The iconic department store chain Macy's (M 2.27%) will forever be enshrined in pop culture thanks to the film Miracle on 34th Street, but while millions of Americans might rewatch that holiday classic at some point this season, they may never set foot in an actual Macy's or browse its website. If the retailer doesn't get its act together, it may wind up better remembered on-screen than in reality.

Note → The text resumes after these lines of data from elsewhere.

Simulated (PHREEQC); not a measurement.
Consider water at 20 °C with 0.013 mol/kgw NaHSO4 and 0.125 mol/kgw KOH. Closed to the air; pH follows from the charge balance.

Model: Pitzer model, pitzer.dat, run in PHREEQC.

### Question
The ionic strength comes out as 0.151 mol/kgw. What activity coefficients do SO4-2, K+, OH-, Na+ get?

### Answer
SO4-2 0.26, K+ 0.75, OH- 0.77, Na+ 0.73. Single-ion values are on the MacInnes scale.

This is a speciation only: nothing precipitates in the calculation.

One of the strategies it's exploring is downsizing, not just the number of stores it operates but the size of the ones it keeps open. While in New York City, some behemoths among department stores have closed their doors of late -- think Lord and Taylor or Barneys -- Macy's block-sized store in Herald Square, which features 10 floors and 15 restaurants, has managed to stay afloat. But the times, they are a-changin', and icon or not, the company needs to undergo a serious shift.

Macy's Herald Square

Image Source: Macy's.

How is Macy's doing?

Though it was once the largest American department store operator, Macy's revenue has been sagging over the past few years due to consumers' changing shopping habits. The market has noticed: Its share price is less than a quarter of what it was at its 2015 peak, and the stock has lost half of its value in 2019 alone. The company has resolutely followed the retail trends, so it offers digital shopping options, but sales in its stores -- many of them mall anchors -- have declined.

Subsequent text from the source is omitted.